Secret #5: Don’t Go with the Flow, Have the Flow Go with You
Wouldn’t it be a shame to have a gorgeous menu planned out, break out your highly-coveted Louboutins, sear your meat to perfection and then realize that you don’t have enough plates to serve the sit-down meal you had planned?  I think I just shed a little tear for you in that unfortunate hypothetical situation.  The good news is that you can avoid mishaps like that by realizing you are in control of the flow of food at your dinner party.  Although you may not like the idea of a steam table buffet line, self-service may be a wise choice if you don’t have enough plates for all courses.  If your heart is set on showing off the presentations skills you learned from my blog (hehe), there are several places that will rent plates at a reasonable price.

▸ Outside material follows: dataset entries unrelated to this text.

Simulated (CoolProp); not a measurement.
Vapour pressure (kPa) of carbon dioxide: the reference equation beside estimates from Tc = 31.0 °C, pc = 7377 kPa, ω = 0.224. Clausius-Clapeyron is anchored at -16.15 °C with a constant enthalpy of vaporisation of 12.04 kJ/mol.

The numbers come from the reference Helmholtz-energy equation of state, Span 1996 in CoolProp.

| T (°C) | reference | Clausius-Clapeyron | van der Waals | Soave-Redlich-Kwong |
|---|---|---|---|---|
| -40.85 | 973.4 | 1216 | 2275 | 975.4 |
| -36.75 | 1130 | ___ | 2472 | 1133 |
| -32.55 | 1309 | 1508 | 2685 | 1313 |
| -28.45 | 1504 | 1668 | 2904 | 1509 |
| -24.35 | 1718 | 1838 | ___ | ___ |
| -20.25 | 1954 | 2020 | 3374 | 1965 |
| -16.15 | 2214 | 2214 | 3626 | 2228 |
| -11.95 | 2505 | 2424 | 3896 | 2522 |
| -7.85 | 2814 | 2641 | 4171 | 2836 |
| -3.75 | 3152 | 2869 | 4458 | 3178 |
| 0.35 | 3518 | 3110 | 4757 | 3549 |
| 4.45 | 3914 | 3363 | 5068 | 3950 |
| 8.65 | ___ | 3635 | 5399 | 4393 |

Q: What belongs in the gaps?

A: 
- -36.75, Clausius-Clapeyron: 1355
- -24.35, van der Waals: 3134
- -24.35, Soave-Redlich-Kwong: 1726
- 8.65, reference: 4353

Besides making sure to have the necessary supplies, timing is critical to your successful party.  Make sure to strategically time and position appetizers, salad, main course and dessert so that they work with the space you have available and don’t leave guests wanting.  If you are a planning to be a one person show, be sure that the food is kept at the proper temperature during courses. Setting a tentative schedule guideline may also be effective in keeping your party running smoothly.

I wish you the best of success at your future dinner party!  Yes, I do expect an invite ;-)

Show your guests what you got, make it look easy and stay blessed TCP Friends!